This is when Magdalena (Mía Maestro) emerges from the water, still wearing her motorcycle helmet and leathers, gasping for breath. Though we might t first think that she has escaped a fresh accident, we soon learn that she went into the water, tied to her bike, many years ago. Her death was ruled a suicide, but when she returns to her family home, her husband’s reaction gives us reason to suspect something else. Naturally, readjusting to her presence is difficult for all her family members, especially her daughter Ceci (Leonor Varela), who struggled to connect with her when she was alive. As Ceci experiences a psychological crisis, an intense bond gradually develops between Magdalena and Ceci’s child, Tomás, who is struggling with the pressure of being expected to live as a boy.
A magical realist fable enhanced by stunning images of the natural world, Francisca Alegria’s film explores motherhood, femininity, and the necessity of change in a world where what has been taken for granted for centuries no longer holds sway. Tomás longing to express a feminine interior parallels Magdalena’s longing for life, and both, ultimately, exist as who they are in spite of the difficulties which others have in accepting them. The traditions which might once have provided Ceci with security now leave her flailing, ill-equipped to deal with her new reality.
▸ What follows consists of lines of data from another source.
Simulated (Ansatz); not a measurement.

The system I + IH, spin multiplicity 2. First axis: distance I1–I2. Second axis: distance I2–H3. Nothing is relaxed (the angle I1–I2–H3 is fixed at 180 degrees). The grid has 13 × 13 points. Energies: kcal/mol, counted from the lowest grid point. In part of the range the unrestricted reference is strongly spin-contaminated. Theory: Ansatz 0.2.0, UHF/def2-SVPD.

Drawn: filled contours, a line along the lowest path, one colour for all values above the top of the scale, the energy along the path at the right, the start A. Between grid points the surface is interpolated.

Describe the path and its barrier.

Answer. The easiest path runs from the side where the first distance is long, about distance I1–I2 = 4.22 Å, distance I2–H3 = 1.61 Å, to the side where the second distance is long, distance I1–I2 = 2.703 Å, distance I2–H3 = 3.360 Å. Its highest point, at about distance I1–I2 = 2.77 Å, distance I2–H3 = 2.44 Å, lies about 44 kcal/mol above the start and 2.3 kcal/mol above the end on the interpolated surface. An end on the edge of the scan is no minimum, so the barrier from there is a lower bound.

As promised by the title, there is a singing cow here – more than one, in fact. Perhaps every animal would reveal a voice if we listened closely. The cows understand motherhood. most importantly, they understand what it means when such a bond is broken, having had their own children taken away. In effect, their traditions, their history of suffering, become an advantage in seeking to understand the greater crisis. Meanwhile, birds watch Ceci, clustered on roofs and in trees, reminiscent of Hitchcock’s feathered friends. Is this an omen of doom or are they simply curious about this stranger whose child is preparing to leave a nest which she has never learned to fly from herself?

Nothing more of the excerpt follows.